Inflation, if you remember was the buzzword for most economists and policy makers. Even you as students would have had to bear seminars, presentations, questions and discussions on inflation. Less than a year later, the government seems to be worried about “Deflation”!!
Now wasn’t it the same government who went to lengths trying to reduce inflation? So should they not be happy that inflation figures are diving headlong and fast approaching zero and if some experts are to be believed, will hit negative figures by year end. The same policy makers are now scared of the looming Deflation!
So what is this “Deflation” and why is it so scary?
To understand deflation, let us review inflation first. Inflation you may remember was a term used to signify a general increase in price levels of stuff. Inflation meant that stuff would keep getting more and more expensive and in a way the value of money would decrease as the same one rupee would be able to purchase less. And I am sure you remember the two very basic reasons which can cause inflation: Increased money supply and the resultant increase in demand or a decrease in supply due to various reasons.
Now deflation is a persistent fall in price levels or the commonly followed macroeconomic indicators like in our case it would be the WPI (Wholesale Price Index). Please remember, the decrease in the rate of inflation (the rate at which inflation is growing) is called “Disinflation”. Disinflation and deflation are two very different terms. Generally, a one-time fall in the price level does not constitute a deflation. Instead, one has to see continuously falling prices for well over a year before concluding that the economy suffers from deflation.
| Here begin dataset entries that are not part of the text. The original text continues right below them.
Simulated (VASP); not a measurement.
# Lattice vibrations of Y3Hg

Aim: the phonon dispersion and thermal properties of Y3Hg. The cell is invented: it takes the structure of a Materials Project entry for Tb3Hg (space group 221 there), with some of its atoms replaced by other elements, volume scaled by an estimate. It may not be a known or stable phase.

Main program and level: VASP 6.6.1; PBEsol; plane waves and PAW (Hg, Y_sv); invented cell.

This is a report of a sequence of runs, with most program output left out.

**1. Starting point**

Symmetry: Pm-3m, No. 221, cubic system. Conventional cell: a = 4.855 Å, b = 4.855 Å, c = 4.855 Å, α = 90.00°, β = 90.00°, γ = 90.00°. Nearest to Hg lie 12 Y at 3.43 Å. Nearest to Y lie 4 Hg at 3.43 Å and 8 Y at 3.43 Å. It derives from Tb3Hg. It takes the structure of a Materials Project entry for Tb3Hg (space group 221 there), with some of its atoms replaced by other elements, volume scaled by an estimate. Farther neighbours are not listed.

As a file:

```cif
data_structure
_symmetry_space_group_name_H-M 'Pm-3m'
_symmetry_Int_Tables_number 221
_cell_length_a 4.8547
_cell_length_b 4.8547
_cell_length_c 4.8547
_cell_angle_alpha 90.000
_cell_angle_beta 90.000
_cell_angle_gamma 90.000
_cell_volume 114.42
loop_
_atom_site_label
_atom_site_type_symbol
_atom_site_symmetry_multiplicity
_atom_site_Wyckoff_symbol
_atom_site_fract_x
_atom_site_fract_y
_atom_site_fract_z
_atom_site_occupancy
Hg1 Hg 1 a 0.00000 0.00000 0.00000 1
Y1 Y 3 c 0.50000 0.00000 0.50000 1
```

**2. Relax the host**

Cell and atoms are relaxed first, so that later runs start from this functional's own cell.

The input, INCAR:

In a deflationary environment, as the price of goods fall, people have look to delay purchases in the hope that the prices will fall further and that reduces the demand and therefore overall economic activity. So it is almost like a negative vicious circle where decreasing prices lead to decreasing demand (as people do not buy hoping for further fall in prices) and the decreasing demand leads to further decreasing prices. Ultimately the wealth creation of an economy goes for a six!